Ordinary Portland cement (OPC) has been used for centuries as a primary binding material for concrete, mortar, and stucco, but researchers at the Missouri University of Science and Technology (Missouri S&T) (Rolla, Missouri) are studying ways to potentially make concrete without using the traditional material.
Mohamed ElGawady, associate professor of civil, architectural, and environmental engineering at the school, and his students are testing mixtures of concrete made with fly ash that they believe can be stronger, more durable, and more resilient than concrete using OPC.
By using this zero-cement (ZC) concrete, the Missouri Department of Transportation (MoDOT) (Jefferson City, Missouri) can improve the durability and performance of the state’s concrete bridges and extend the service life of these bridges beyond the typical 75 years, ElGawady says. The zero-cement concrete can also improve the sustainability of the MoDOT structures, he adds.
The mixtures developed as part of the study will allow MoDOT to use zero-cement concrete to address shrinkage cracking and freeze/thaw damage currently experienced with conventional cement-containing concrete mixtures.
“The superior durability of zero-cement fly ash means also less potential maintenance and repair,” ElGawady says.
The goal is to develop zero-cement concrete mixtures that can be used by MoDOT contractors for bridge deck and girders using locally available materials. The feasibility of using zero-cement concrete for partial depth deck and prestressed girder repair works will also be explored, according to the professor.
In the testing process, ElGawady and his students plan to produce up to 3,000 samples that use fly ash from different sources, and have varying alkaline activator properties and concentrations, curing temperatures, curing times, and water content.

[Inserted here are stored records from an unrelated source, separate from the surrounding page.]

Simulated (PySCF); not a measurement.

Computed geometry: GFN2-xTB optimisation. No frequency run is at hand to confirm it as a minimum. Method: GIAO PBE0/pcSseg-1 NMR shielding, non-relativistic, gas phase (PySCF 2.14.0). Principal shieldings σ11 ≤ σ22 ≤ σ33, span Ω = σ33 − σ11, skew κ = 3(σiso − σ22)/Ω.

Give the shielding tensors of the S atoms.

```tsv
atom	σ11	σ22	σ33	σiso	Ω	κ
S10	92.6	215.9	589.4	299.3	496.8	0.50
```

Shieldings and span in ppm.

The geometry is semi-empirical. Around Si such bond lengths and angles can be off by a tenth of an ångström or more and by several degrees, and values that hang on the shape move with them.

Conventional concrete formulations use OPC alone, or a mixture of OPC and fly ash, as the main binding material. This involves a slow hydration process for the OPC/fly ash mixture, ElGawady says. Conventional concrete also requires curing, he notes, adding that it typically takes 28 days for conventional concrete to reach its compressive strength.
Differences of Zero-Cement Concrete
Zero-cement concrete, however, combines an alumina-silica rich material such as fly ash, calcined clay, mine tailings, or blast furnace slag with an alkali activator like sodium hydroxide (NaOH), sodium silicate (Na2SiO3), potassium hydroxide (KOH), or potassium silicate (K2O3Si). This zero-cement concrete incorporates a substantially quicker chemical process, ElGawady says, where the alkaline liquid polymerizes the fly ash. This, in turn, creates a new, three-dimensional inorganic polymeric chain with enhanced strength.
In all, zero-cement concrete reaches its compressive strength in less than 24 hours—compared to the 28-to-56 days often needed in the case of conventional or high-volume fly ash concrete.
Other benefits of zero-cement concrete include high resistance to freeze/thaw, corrosion, elevated temperatures, fire, salt, and acid or alkaline environments, according to the professor, who adds that zero-cement also shows very low permeability and high tensile strength.
As a result, ElGawady believes zero-cement is more durable than conventional concrete. Moreover, he says research from the Alaska Department of Housing (Anchorage, Alaska) has shown that making zero-cement can be cheaper or equal to the price of conventional concrete.
Further Research Ahead
Looking ahead, further research from the professor’s team is planned to investigate the production of zero-cement concrete with locally sourced materials to determine the best practice to produce zero-cement concrete without jeopardizing its strength. The effects of zero-cement concrete on the bond between concrete and rebar will also be investigated, he says.
In addition, because zero-cement concrete could be used for retrofitting purposes, ElGawady plans to try to determine the cohesion and friction between existing OPC concrete and zero-cement concrete.